Almost three months of protests in Iran have left the clerical regime facing an existential challenge by shattering taboos and shaking its ideological pillars in a push for change that shows no sign of retreating.
The demonstrations, which erupted in mid-September following the death of Mahsa Amini who had been arrested by the Tehran morality police, are a reflection of pent-up public anger over economic shortcomings and social restrictions, analysts say.
While there have been protests in Iran before, this movement is unprecedented due to the duration, its spread across provinces, social classes and ethnic groups and its readiness to openly call for the end of the clerical regime.
Banners of supreme leader Ayatollah Ali Khamenei have been set alight, women have openly walked down streets without headscarves, and demonstrators have at times sought to challenge the security forces.
Iran, for its part, accuses hostile foreign powers of stoking what it labels “riots”, chiefly its arch-foes the United States, Israel and their allies, but also exiled Kurdish Iranian opposition groups in Iraq whom it has targeted in repeated missile and drone strikes.
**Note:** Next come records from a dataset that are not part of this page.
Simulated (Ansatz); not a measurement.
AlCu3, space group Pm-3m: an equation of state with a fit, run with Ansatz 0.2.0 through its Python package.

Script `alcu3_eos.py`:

In an apparent response to the protests, Iran’s prosecutor general said Saturday that the morality police had been abolished. Activists received the declaration with scepticism, given the continued legal obligation for women to wear a headscarf.
French President Emmanuel Macron, after holding a landmark meeting with exiled Iranian dissidents last month, described the movement as a “revolution” by a generation of “young women and men who have never known anything other than this regime”.
“It was very obvious from the beginning that the protests were not about reform or the morality police, but were targeting the entire regime,” said Shadi Sadr, founder of the London-based Justice for Iran group that campaigns for accountability for rights violations.
“What is happening is a fundamental challenge to the regime,” she told AFP. “They know they are facing a real threat from protesters.”
“The mood in Iran is revolutionary,” said Kasra Aarabi, Iran program lead at the Tony Blair Institute for Global Change, arguing there had been a growing trend of anti-regime dissent for the past half decade.
“While they can try to suppress the protesters they cannot suppress the revolutionary mood,” he told AFP.
The Islamic republic has ruled Iran, first under revolutionary founder Ayatollah Ruhollah Khomeini and then his successor Khamenei, since ousting the more West-leaning and secular shah in 1979.
It swiftly imposed policies including sharia law and compulsory headscarves for women in public.
Rights groups accuse the regime of committing gross human rights abuses ever since, including extra-judicial killings and abductions abroad and holding foreign nationals hostage at home.
It now carries out more executions than any country other than China, according to Amnesty International.
Norway-based group Iran Human Rights says the country has executed more than 500 people this year alone.
The Islamic republic remains at odds with Western powers over its nuclear programme, and has also spread its influence throughout the Middle East, notably through Shiite allies in Lebanon and Iraq.
Iran has been an active participant in the civil war in Syria, and backs rebels in Yemen.
International condemnation of the crackdown has – for now – buried any expectation of reviving the 2015 deal on the Iranian nuclear programme that the United States walked out of in 2018.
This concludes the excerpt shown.